G. Cappa. Granada, July 2005
The gypsies of the Sacromonte art have traditionally
been called ‘The Aristocrats’. Proof of the proud
lineage of the family Marina
Heredia comes from is that they've always been known as
‘The Pharaohs’. She lives in Albaycín in
a house located next to La Platería, the oldest flamenco
peña in Andalusia. Her son is playing restlessly there
while her husband, Pedro Pérez Chicote, is getting
ready to go to a tienta, a test of bravery of young bulls.
While she speaks, Marina Heredia beats out the rhythm of her
words by doing percussion with her knuckles on the table.
Although she acts like a housewife, from time to time a spunky
gleam appears in her eyes.

Marina Heredia (Photo:
Pepe Torres)
Have you noticed the expectation caused by ‘La
voz del agua’?
I guess so. We've really looked after it and we didn't want
to rush things when bringing it out. I hope it'll be out in
the stores by September.
With regards to your previous album, you've been
quoted as saying that Marina Heredia isn't ‘Me duele
me duele’.
It wasn't a bad record. It's not that you can listen to it
and say how bad it is. The thing is it wasn't the album I
wanted to do at that time. It wasn't what I wanted to show.
We sold nearly twenty thousand copies of that album, which
means there are a lot of people who've listened to it. Maybe
fifty percent of those twenty thousand want to buy the second
one.
The sales of ‘Me
duele me duele’ led you to a confrontation with
your previous record company, nearly to the point of going
to the courts.
I was compensated and we've made this album with that money.
If it sold twenty thousand copies it had a bonus and they
wouldn't recognize that the album had reached those figures.
In the end we came to this agreement.
Pepe
de Lucía was the producer of that record. Do you
still have a good relationship?
He had nothing to do with it. On the contrary. He helped
me out quite a bit.
You also changed managers. This has been a lively
year...
I always say that you should stick to what you do. Everybody
has his own place and mine is singing. I'm no good at fighting
for the money or the concert dates.

Marina Heredia (Photo: Daniel
Muñoz)
It can't be from a lack of character...
I assure you I'm really bad at it. I can fight for my career,
to make a place for myself... But not for other things.

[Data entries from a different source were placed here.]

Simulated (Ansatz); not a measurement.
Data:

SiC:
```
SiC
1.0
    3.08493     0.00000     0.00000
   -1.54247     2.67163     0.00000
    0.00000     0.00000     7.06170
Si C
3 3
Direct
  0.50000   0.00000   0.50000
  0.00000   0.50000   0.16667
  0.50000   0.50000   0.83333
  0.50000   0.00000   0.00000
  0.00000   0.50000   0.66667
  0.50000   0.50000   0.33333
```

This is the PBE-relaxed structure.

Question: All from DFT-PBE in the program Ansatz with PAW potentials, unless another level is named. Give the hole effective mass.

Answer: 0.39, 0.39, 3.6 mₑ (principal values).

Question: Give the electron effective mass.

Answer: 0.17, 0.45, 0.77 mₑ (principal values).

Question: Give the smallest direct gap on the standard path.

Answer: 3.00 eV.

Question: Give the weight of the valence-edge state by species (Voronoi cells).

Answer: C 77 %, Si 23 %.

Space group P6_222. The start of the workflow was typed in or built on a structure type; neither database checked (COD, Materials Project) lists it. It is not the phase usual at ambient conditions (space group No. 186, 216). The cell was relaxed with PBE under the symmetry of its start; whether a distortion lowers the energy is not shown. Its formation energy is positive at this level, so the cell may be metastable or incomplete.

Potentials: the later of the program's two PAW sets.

You already provided a glimpse of your album at the
Granada
International Poetry Festival. A lot of people were surprised…
The record's been a challenge for me because I want to show
things I didn't show on the previous one. I didn't even perform
that album live because I didn't identify with it. Everything's
done to my taste on this one. We've got an Argentinean tango
called ‘Tango de las madres locas’ (‘Crazy
Mothers Tango’), which I dedicate to myself and which
is a special way of paying tribute to myself as a mother.
Could it be the first single?
It's possible. I've always said that Carlos Cano, the song's
author, didn't have a privileged throat to do a deep ‘do’,
or anything like that. But he used to say things with incredible
taste. That track comes in handy for me precisely for that
reason. I'd never heard it before, and the first time, I thought
I had to sing it no matter what. It was love at first sight.
In fact, it's a track that fits your voice like a
glove …
I listened to it, I liked it and we did the arrangements
for it to adapt well to my voice. We made little changes in
tones so that they wouldn't be too low for me. It's a song
that has many colors because it has a lot of highs and lows
when you sing it.
Have the flamenco gurus understood this song?
There are some that haven't, who don't see it as a commercial
track to open the album. I don't really see it that way. It's
a song that doesn't have a square refrain and silly lyrics
for people to learn. In that sense it isn't an easy song,
but all the people who've heard it live come out singing:
“Con Malvinas y sin Malvinas, grito tu nombre por las
esquinas” (“With the Falklands and without the
Falklands, I shout your name everywhere”).
There's also a bullfight tune, ‘El paseíllo’,
which you didn't dedicate in that concert to your husband,
bullfighter Pedro Pérez Chicote. Are dedications unnecessary?
I don't know. I guess he takes it for granted when I sing
those things.
There had to be Granada tangos.
Of course. There's also a seguiriya, a very pretty soleá
through bulerías by El
Bolita, a lovely traditional taranto because it's done
only with piano and voice. It's also the first time I've done
something of my own, in this case a bulería called
‘La rosa tardía’… It's already all
been recorded and mixed. There's a special collaboration with
Eva Yerbabuena, Miguel Poveda, Curro Albaycín, my father...
What's very special is ‘Balada del que nunca fue a Granada’,
which is a poem Alberti wrote to Lorca's death.